|Oh Gord! Igesund promised to attack but went with a loan striker|
THERE will not be many bleaker nights for South African football. Defeat against Nigeria in Cape Town on Sunday night was not just disappointing. It was embarrassing.
Before the Group A finale, national head coach Gordon Igesund went to great lengths to tell us what a positive chap he is. Anybody with any knowledge of the man’s previous record would have pricked an ear at these brave words.
Boom! "“Playing for a draw is a dangerous thing for any team to do. You have to go out and play to win.”
Pow! “My philosophy has always been to play to win. But when you start thinking about trying to play for a draw then you are doing the wrong thing and you end up making incorrect decisions.”
Crash! “I cannot compromise my principles which are to win every match – if the other team scores three then you score four. It has worked for me in the past so there is no way I will play defensively to get a result. I believe we are good enough to win the game the way we want to.”
So what did Mr Win-or-bust do before a clash against the jolly green giants which required just a point to ensure qualification from Group A? He picks FIVE midfielders and goes with Bernard Parker up front on his own. Against a side South Africa have NEVER beaten, hadn’t scored against since 2004. Disastrous.

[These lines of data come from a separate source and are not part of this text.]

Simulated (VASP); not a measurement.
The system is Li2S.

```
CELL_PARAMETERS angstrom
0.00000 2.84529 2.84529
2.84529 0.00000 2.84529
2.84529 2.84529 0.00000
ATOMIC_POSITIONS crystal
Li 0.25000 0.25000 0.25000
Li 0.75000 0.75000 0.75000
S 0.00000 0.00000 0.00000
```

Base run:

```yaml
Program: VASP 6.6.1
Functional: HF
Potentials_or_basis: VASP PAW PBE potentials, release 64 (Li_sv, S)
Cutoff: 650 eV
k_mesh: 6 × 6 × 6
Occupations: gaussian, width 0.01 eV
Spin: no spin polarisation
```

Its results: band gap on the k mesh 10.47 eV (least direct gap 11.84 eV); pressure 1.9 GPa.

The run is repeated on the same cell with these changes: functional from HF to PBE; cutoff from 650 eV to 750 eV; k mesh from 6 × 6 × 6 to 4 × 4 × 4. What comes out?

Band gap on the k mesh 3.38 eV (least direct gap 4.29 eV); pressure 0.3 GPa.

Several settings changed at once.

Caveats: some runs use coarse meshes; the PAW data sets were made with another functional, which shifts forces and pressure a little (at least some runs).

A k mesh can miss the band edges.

Right from the outset, Igesund had opted to go for the draw. His selection shouted that aloud. And to compound matters, with regular goalkeeper Itumeleng Khune out with an ankle injury, he made the fragile Bloemfontein Celtic centre-back Thabo Nthethe, 29, his captain and dropped impressive young AmaTuks defender Buhle Mkhwanazi, 23, for Kaizer Chiefs Tefu Mashamaite.
It should have been Mkhwanazi and MashaMIGHTY, as we soon found out. And why throw in Langerman for a game of this stature?
Like watching a horror show, everything Igesund had warned us about happened; Nigeria went 2-0 up, a defensive Bafana were forced to throw on the second striker Katlego Mashego in the first half, and all was lost.
Ejike Uzoenyi scored twice and hit the crossbar with a fizzer as he sought the first hat-trick of the CHAN 2014 tounament, Ifeanyi Ede scored the other. And at 3-0, with Mali back on level terms after a surprise early goal from pointless Mozambique in the other Group A clash, South Africa were gone. Another hosted tournament, another disaster.
Only then did Bafana begin to play, with Bernard Parker scoring his 22nd international goal from the spot. His four-goal haul in three games looks impressive, but in truth three of those were penalties.
And there’s the rub. In truth, South Africa needed a dodgy penalty to get back in the game in their opening 3-1 win against Mozambique. And they had a stonewall penalty for Mali NOT given against them before ANOTHER controversial penalty gave them an undeserved point in game two.
Ultimately, footballing justice prevailed. The best two sides in the group – young, athletic squads from Nigeria and Mali – triumphed over South Africa’s jaded bunch of old professionals promised R80 000 a win plus a further bonus from Sports Minister Fikile Mbalula if they actually won the tournament.
We can debate long and hard about who is to blame for Sunday’s nightmare. Should Orlando Pirates – crushed 2-1 by SuperSport United on Saturday – have made their African Champions League finalists available?
Did the row over player availability (led by Kaizer Chiefs but quietly supported by Bidvest Wits and others) cause pre-tournament problems?
Should Gordon have opted for youngsters after Amajita’s rousing COSAFA Under20 triumph in Lesotho last month?
Will Itumeleng Khune’s ankle, not strong enough for Nigeria, be okay for Kaizer Chiefs top-of-the-table clash against Mamelodi Sundowns on Thursday?
Ah, forget all that. None of it mattered on Sunday. The problem was Igesund. He chopped and changed without reason, without explanation. Moon, Vilakazi, Mokeke, Mkhwanazi and Manqele were in and out, old favourites like Tshabalala, Nthethe and Chabangu were always favoured.
Chabangu and Tshabalala appear unable to play themselves out of contention. And Igesund didn’t even explain his questionable selection after the game, insisting: “We were out-muscled. Nigeria are stronger than us. I’m very disappointed. But it was not to be. It wasn’t our day.”
I think we’ve heard that before, Gordon. Have we really moved forward since that opening game in Brazil? Have we got rid of the habitual losers who have inhabited the green shirt – soon to be sponsored by Nike – for so long?
No. The new broom has not swept. Development is forgotten. Our junior squads are still chaotic. You don't have agreements with PSL coaches, you bark at them. Players are picked for commercial reasons. Our squad continues to head towards an average age of 30 with alarming speed. It’s not good enough. Even with all those excuses. Simply not good enough. In Gord, I'm afraid, I no longer trust.